In addition, the court has expanded MFW’s scope beyond “transformative” transactions to apply to other corporate decisions. In Tornetta v. Musk, C.A. No. 2018-0408-JRS (Del. Ch. Sept. 20, 2019), the Court of Chancery denied a motion to dismiss breach of fiduciary duty claims against Elon Musk and Tesla’s board of directors arising from the board’s and stockholders’ approvals of an incentive-based compensation plan for Musk that the plaintiff alleged had a maximum potential value of $55.8 billion. However, in its ruling, the court advised future transaction participants that, by following the procedures set forth in MFW, non-extraordinary transactions too could be subject to business judgment review, opening the door to a broader application of the doctrine. Of course, as with merger cases, for MFW to apply, the corporate decision must be approved by a fully informed vote of unaffiliated stockholders, once again spotlighting the importance of robust disclosures.
In Rare Cases, Injunctions Continue To Develop the Law on Disclosures
Although merger injunction applications in Delaware are rare, in one case this year, the Court of Chancery had the opportunity to opine on disclosure claims in real time, prior to a stockholder vote.
In FrontFour Capital Group LLC v. Taub, C.A. No. 2019-0100-KSJM (Del. Ch. Mar. 11, 2019), following an expedited trial, the Court of Chancery enjoined two cross-conditioned mergers pending the issuance of corrective disclosures, but denied the plaintiffs’ request for a “curative shopping process.” The case involved a challenge to a combination of three affiliated entities — Medley Management, Inc., Medley Capital Corporation and Sierra Income Corporation. Because the proposed transaction posed “significant conflicts,” each of the three entities formed a special committee in an effort to simulate arm’s-length dealings. Ultimately, a deal was reached whereby Sierra would first acquire Medley Capital and then Medley Management in two cross-conditioned mergers, with Sierra as the surviving combined entity. After Medley Capital issued the proxy statement relating to the proposed mergers, multiple third parties expressed interest in an alternative deal with Medley Capital. The special committee considered these expressions of interest and ultimately determined not to engage or pursue them.
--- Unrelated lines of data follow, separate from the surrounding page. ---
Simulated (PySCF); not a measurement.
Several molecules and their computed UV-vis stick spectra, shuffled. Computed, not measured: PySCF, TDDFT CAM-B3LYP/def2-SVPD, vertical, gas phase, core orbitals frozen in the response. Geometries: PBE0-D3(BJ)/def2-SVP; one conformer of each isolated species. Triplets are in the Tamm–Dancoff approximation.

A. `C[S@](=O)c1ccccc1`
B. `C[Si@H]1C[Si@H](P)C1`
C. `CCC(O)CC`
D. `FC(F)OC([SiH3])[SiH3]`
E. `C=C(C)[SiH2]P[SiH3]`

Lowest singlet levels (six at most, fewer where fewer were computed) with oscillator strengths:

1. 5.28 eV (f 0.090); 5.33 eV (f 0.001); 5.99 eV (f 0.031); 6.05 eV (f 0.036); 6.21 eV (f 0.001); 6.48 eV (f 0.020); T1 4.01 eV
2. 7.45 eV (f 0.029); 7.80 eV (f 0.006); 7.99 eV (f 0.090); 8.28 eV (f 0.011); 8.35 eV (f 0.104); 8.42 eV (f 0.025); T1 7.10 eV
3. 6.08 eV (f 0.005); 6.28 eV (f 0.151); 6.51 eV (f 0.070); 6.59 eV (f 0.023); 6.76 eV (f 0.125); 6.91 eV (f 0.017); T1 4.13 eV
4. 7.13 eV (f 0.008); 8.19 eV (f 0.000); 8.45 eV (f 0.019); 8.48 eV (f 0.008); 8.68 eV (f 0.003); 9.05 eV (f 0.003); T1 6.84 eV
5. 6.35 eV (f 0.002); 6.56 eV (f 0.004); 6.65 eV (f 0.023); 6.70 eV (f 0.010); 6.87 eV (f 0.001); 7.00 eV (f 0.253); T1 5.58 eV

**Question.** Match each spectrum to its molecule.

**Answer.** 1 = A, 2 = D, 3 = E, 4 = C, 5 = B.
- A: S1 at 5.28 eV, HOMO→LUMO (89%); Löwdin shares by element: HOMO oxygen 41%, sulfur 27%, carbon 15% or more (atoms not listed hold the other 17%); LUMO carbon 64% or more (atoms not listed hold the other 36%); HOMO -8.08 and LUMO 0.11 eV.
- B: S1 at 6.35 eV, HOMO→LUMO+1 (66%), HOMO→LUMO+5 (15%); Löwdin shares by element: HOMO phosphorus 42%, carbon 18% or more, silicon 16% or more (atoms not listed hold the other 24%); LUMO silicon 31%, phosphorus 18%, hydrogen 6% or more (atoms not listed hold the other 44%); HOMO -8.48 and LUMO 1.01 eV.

The plaintiffs, stockholders of Medley Capital, sought to enjoin the merger. The court held that the entire fairness standard of review applied and that the defendants failed to prove that the mergers were entirely fair, concluding that “a deeply flawed process obscure[d] the fair value of [the company].” The court further held that certain deal protections failed under enhanced scrutiny and also concluded that Medley Capital’s directors violated their duty of disclosure because the proxy statement created “the misleading impression that the Special Committee process at Medley Capital was effective,” “replicated arm’s-length negotiations amid the conflicts tainting the Proposed Transactions,” and failed to disclose other third-party indications of interest. As a result, the court enjoined the defendants from holding a stockholder vote or from consummating the merger until corrective disclosures were made, stopping short of ordering a “curative shopping process” that would have “strip[ped] an innocent third party of its contractual rights.”
Contested Mootness Fee Applications May Contribute to the Development of Disclosure Law Going Forward
Another area in which corporate disclosure law may develop is in the context of contested mootness fee applications in federal securities actions challenging disclosures issued in connection with mergers.
In one recent decision, Scott v. DST Systems, Inc., C.A. No. 1:18-cv-00286-RGA (D. Del. Aug. 23, 2019), the United States District Court for the District of Delaware denied contested mootness fee applications in two lawsuits challenging the disclosures issued in connection with SS&C Technologies Holdings, Inc.’s (SS&C) acquisition of DST Systems, Inc. (DST). After DST announced its planned merger with SS&C and issued its preliminary proxy statement, three DST stockholders (two in the District of Delaware and one in the Western District of Missouri) filed suit, alleging that the proxy contained material misstatements or omissions in violation of Sections 14(a) and 20(a) of the Securities Exchange Act of 1934. Several months after DST issued supplemental disclosures mooting the disclosure claims, the plaintiffs filed mootness fee applications, claiming that the supplemental disclosures provided a “substantial benefit” to DST’s stockholders. The supplemental disclosures fell into three categories: projections of unlevered free cash flow, inputs and assumptions underlying the financial advisor’s discounted cash flow analysis, and multiples used for the financial advisor’s comparable companies and selected precedent transaction analyses. In denying the fee application, the court held that the plaintiffs failed to carry their burden of showing that any of the alleged omissions (and supplemental disclosures) were material as a factual matter.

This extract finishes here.